The worst feeling is when you miss someone but you can’t even tell them you miss them because they are a pizza.
netflix be hiring writers who have literally never had a normal conversation with anyone ever
[Trapped on a plane]
Me: Can’t put it off any longer, we must eat the other passengersWife: what no
Me: I’m growing weaker
Wife: We have been delayed for 45 minutes
Me: I hate people.
H: I challenge you to say something positive.
Me: I’m positive I hate people.
If there’s a zombie apocalypse, I’m becoming a zombie.
Walking around doing nothing & eating non-stop seems like a pretty sweet deal to me.

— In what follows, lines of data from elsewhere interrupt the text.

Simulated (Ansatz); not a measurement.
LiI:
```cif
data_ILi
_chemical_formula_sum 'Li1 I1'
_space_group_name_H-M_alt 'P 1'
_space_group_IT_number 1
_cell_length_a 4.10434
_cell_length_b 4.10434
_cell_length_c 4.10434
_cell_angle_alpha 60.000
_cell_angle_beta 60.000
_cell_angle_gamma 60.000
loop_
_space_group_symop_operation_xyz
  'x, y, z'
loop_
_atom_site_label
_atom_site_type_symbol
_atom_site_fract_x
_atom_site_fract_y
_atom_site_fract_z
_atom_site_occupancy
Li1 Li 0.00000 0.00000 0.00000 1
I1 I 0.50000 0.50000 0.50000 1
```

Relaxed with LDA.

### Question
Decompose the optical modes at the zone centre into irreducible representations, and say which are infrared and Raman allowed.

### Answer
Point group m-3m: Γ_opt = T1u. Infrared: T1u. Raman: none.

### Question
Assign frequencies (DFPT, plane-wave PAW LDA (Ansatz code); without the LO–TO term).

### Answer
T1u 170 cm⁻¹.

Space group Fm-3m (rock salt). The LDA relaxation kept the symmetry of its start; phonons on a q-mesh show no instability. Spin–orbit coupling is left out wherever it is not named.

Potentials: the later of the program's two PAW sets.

The last two weeks have been a strange ten years.
They were cold and calculating, like an Alaskan mathematician.
me: [has anything]
my cat: were you going to sit on the rest of that
She texted me, “I love U”
So I texted. “I love U2….
Not their new stuff but from like the
90’s”Now my CD’s are missing.
Weird!
No one makes fun of your cargo pants when you start pulling little bottles of liquor out of them at the PTA meeting
When a football player points to the sky after a touchdown he’s saying “That one’s for you, international space station”
{First Date}
Me: I once saved a dog from a fire.
Shania Twain: That don’t impress me much.
Me: Oh well one time I successfully inserted the straw into a Capri Sun without spilling.
Shania Twain: ok that’s actually really good.
My 6-year-old made me a necklace for mother’s day. She gave it to me yesterday on my birthday. She took it away from me before she went to bed so she could wrap it up and give it to me again for mother’s day. I like her style.
I am angry but not like really angry. More like Facebook angry where I call you letters of the alphabet. You F’ing B.
“can I have 2 sausage & cheese biscuits”
That’ll be $2.60
“with egg”
$7.78
NVM no egg
$17.83
“What?”
[at gun point] give us ur wallet
ME: (sitting by a roaring fire) Isn’t this romantic?
WIFE: Your crocs are melting.
Snoring doesn’t sound like little honk shoo honk shoos and I feel like I’ve been lied to my entire life
THEM: You can’t go wrong with this recipe.
ME: Watch me.
Never read To Kill a Mockingbird. Is that the one where Katniss admits she loves Peta?
#ProTip
“do you have any pets”
[remembers girls like sensitive guys] a cat
“what’s his name”
[remembers girls also like tough guys] missile launcher
The Water Board sent me a notice saying that my bill was a year old,
I obviously apologised for forgetting, and sent them a birthday card.
My mom could not make it over for dinner tonight…. Anyone want to come over and sit at the other end of the table and keep yelling out “stop eating so fast Tony”
[NASA March 1970]
Me: 13’s unlucky. What if something bad happens?
NASA: dude why would you say that out loud!?!
[NASA April 1970]
[everyone in the Apollo 13 Mission Control slowly turns to look at me]
[Casio headquarters, 1975]
CEO: We need to make our calculators more versatile. Give me your ideas.
First executive: Maybe they could also be phones?
Second executive, a smoker who often oversleeps: I have a better idea.
being over 40 is like the movie speed but you can’t drop below 600mg of ibuprofen in your system
[At a San Francisco Dance Club]
*Grinds cute girl in a mini-skirt*Hey baby, what’s your name?
“Robert”
landlord: i’m raising your rent
me: am i getting more house
The year 2932, lines for the new iPhone are so long, many die before reaching the end. Those who do, get back in line for the next phone.